Thursday, November 2, 2023

Poet as Prophet: Trakl’s Redeeming Truth, Ready to Resurrect the Collapse He Predicts

Trakl is a prophet. To which extent did he see himself as such? The prophetic tradition is defined by the three activities of a prophet: To be a spokesman for God; to be a social critic; to predict the future. Within the larger category of prophet are at least two subtypes: the condemning prophet and the weeping prophet.

Trakl saw the world — or saw its essence, its future, its fate — as something which is passing away. Sometimes it is passing away slowly, in a process of decay. Sometimes it is passing away quickly, in a violent destruction. Sometimes Trakl’s lyric imagery pictures the world after its demise, the viewpoint of one walking among the ruins.

But this destruction is not meaningless. It takes places within a conceptual framework, as Erasmo Leiva-Merikakis writes:

The experience of the shattering of the world, however, exhibits in Trakl two aspects that qualify its destructiveness by providing it with a religious context. The speechless and unutterable pain (sprachloser Schmerz) experienced is described in terms of an event (ereignet) that has irrupted from outside the sphere of its occurrence (hereingebrochen), and that Trakl names a judgment or sentence (Gericht).

There is a moral and spiritual logic in Trakl’s vision of the world’s decline. The routine chain of cause and effect operates within the sensible physical world. Trakl opens the door to the possibility of metaphysical causes producing tangible events.

Trakl is not a philosopher: certainly not one in the tradition of Kant, Fichte, Schelling, Hegel, or Schopenhauer. Yet he is indirectly encountering some of the metaphysical topics which are known to philosophers.

It is not mere abstract principles of metaphysics which interest Trakl. The events he describes or envisions are loaded with value, whether good or evil:

It is a feature of the figural imagination to think of the world, not as an encapsulated realm in which cause and effect succeed each other with relentless horizontality, but rather to conceive of existence in time as an open-ended situation that may at any moment (and does, indeed, at all moments, although not always perceptibly) undergo a sudden incursion of God’s free action.

Trakl sees destruction coming to his society — slowly or quickly — and anticipates wreckage which will be left afterwards. Yet his tone is not one of fear or panic. Nor does he condemn: he is not a prophet of wrath, he takes no joy in the world’s downfall.

Is the coming collapse a punishment? If so, is it just? Is it God’s vengeance? Trakl doesn’t answer directly. His focus is on finding some way to retain meaning in the midst of the disintegration, and in so doing, offer some hint of renewal after the unraveling of civilization.

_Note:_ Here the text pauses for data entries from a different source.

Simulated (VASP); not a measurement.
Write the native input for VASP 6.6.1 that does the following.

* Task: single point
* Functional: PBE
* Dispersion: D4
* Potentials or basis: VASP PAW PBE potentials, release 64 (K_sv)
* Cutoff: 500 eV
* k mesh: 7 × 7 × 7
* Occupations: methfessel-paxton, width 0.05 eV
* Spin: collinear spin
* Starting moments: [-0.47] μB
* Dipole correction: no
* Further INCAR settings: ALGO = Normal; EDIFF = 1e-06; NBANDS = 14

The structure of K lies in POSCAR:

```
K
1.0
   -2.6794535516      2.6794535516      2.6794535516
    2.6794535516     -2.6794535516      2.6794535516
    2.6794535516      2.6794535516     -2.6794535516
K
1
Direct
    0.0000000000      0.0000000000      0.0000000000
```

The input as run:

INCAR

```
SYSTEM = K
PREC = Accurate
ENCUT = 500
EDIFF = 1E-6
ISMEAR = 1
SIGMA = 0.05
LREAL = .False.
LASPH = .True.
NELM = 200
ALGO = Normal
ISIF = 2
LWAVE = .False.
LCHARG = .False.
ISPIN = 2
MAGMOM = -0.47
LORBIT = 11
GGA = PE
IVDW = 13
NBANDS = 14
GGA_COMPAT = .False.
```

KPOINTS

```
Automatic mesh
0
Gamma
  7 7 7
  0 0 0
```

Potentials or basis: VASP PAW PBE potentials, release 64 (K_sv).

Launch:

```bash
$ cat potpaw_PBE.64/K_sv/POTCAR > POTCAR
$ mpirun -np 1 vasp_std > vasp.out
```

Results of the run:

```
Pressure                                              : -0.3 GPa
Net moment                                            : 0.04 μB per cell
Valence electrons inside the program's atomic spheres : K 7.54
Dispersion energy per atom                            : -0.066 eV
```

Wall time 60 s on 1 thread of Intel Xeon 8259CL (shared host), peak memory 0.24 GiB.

He views the apocalypse not sensationalistically in the manner of a tabloid newspaper — die Boulevardzeitungen were already well-known in Trakl’s day — but rather seeks for himself, and hopes to explain to others, a cosmic context which shattering of culture makes sense, even if it is a painful sense.

Trakl’s description of his painful experience is, then, in keeping with his figural view of the world as embodied in his poems. The devastating event, furthermore, leads the poet to formulate a desire for persevering in the “doing of the truth,” an expression pregnant with scriptural associations concerning those who are doers and not mere hearers of the Word.

The power of Trakl’s lyric style is that it universally evokes within the reader a sense of darkness — dunkel, finster, düster — in a literal optical sense of those words, words which occur frequently in his texts. Even in passages which don’t use those words, the sensation of darkness is inevitably and involuntarily called forth in the mind of the reader.

There is an internal tension within Trakl’s texts between, on the one hand the attempt to explain a framework within which the world’s destruction has some meaning, and on the other hand, the pain and darkness of that destruction. Erasmo Leiva-Merikakis explains:

We must conclude that, in some manner, Trakl regards his frightful experience as occurring within a context that determines, but is not to be equated with, the immediate phenomena of namelessness, painfulness, and unremitting darkness (steinernes Dunkel).

There are dozens of occurrences of words like Schatten, dunkel, finster, and düster in Trakl’s poems. Yet references to Wahrheit are also significant.

In a poem titled Heiterer Frühling Trakl makes this melancholy observation:

Wie scheint doch alles Werdende so krank!

Yet only a few lines later use some form of wahr twice, followed immediately by a reference to Matthew 28:20, the last sentence of the last chapter of Matthew’s text: an ending, but an ending with a forward-looking promise.

So schmerzlich gut und wahrhaft ist, was lebt;
Und leise rührt dich an ein alter Stein:
Wahrlich! Ich werde immer bei euch sein.
O Mund! der durch die Silberweide bebt.

In a poem titled Romanze zur Nacht Trakl describes a way of seeing which is truthful. This could even be a programmatic statement for his lyricism.

Sehr friedlich schaut zur Nacht das Kind
Mit Augen, die ganz wahrhaft sind.

The truth of Trakl’s texts is his gift to the dying world: a gift which will give meaning to this death, and which lays the foundation, however ambiguous, for a life after this death. Trakl predicts a cataclysmic downfall, but does so with sympathy, empathy, and compassion. His prediction is true, and because it is, it can point the way to rebirth after the disintegration.